Most people don’t think twice about the ability to choose the movie they want to watch, the book they want to read or with whom they will have coffee. But what if you didn’t have the choice, or were never taught how to make decisions regarding leisure activities? That’s the reality for some women living in group homes according to a new study from the University of Alberta.
Brenda Rossow-Kimball, who did post-graduate research with Donna Goodwin, in the Faculty of Physical Education and Recreation, investigated the leisure experiences of five women with intellectual disabilities in two group homes. They found major differences in how leisure was experienced in each group home. In one, the women were provided with support and encouraged to make their own decisions about how they used their leisure time; there was a genuine interest in the women engaging in independent spontaneous leisure, according to Rossow-Kimball. In the other home leisure was supervised by the staff, scheduled into the activities of the home, and managed by the staff, which, the researchers say, doesn’t teach the women how to discover what they like to do for leisure.
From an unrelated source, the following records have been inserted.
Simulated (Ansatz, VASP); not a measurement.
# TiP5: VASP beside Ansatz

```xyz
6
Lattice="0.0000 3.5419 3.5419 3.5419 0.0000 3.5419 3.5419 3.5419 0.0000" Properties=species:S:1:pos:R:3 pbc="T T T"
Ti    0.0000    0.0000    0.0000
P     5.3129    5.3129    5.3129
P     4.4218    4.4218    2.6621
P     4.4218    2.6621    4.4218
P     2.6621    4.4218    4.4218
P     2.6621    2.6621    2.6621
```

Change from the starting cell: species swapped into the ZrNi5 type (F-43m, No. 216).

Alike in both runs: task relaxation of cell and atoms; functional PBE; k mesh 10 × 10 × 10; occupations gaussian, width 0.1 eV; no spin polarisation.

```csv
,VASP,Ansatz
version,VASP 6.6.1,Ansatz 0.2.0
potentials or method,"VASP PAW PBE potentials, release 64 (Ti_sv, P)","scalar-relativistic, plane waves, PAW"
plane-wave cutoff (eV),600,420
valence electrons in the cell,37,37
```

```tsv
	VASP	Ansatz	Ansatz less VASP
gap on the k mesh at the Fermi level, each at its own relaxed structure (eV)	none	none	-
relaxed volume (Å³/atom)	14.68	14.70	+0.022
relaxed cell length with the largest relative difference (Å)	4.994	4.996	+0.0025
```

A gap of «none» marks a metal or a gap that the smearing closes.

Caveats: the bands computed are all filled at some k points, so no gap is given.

The stark contrast of self-directed leisure against staff-directed leisure time concerned both researchers because the women in the study are approaching retirement and will soon have a lot of free time on their hands.
“If we don’t provide people with the opportunity to experience choice and to learn leisure skills, their long-awaited retirement time could be quite empty,” said Goodwin.
The findings are published in Adapted Physical Activity Quarterly.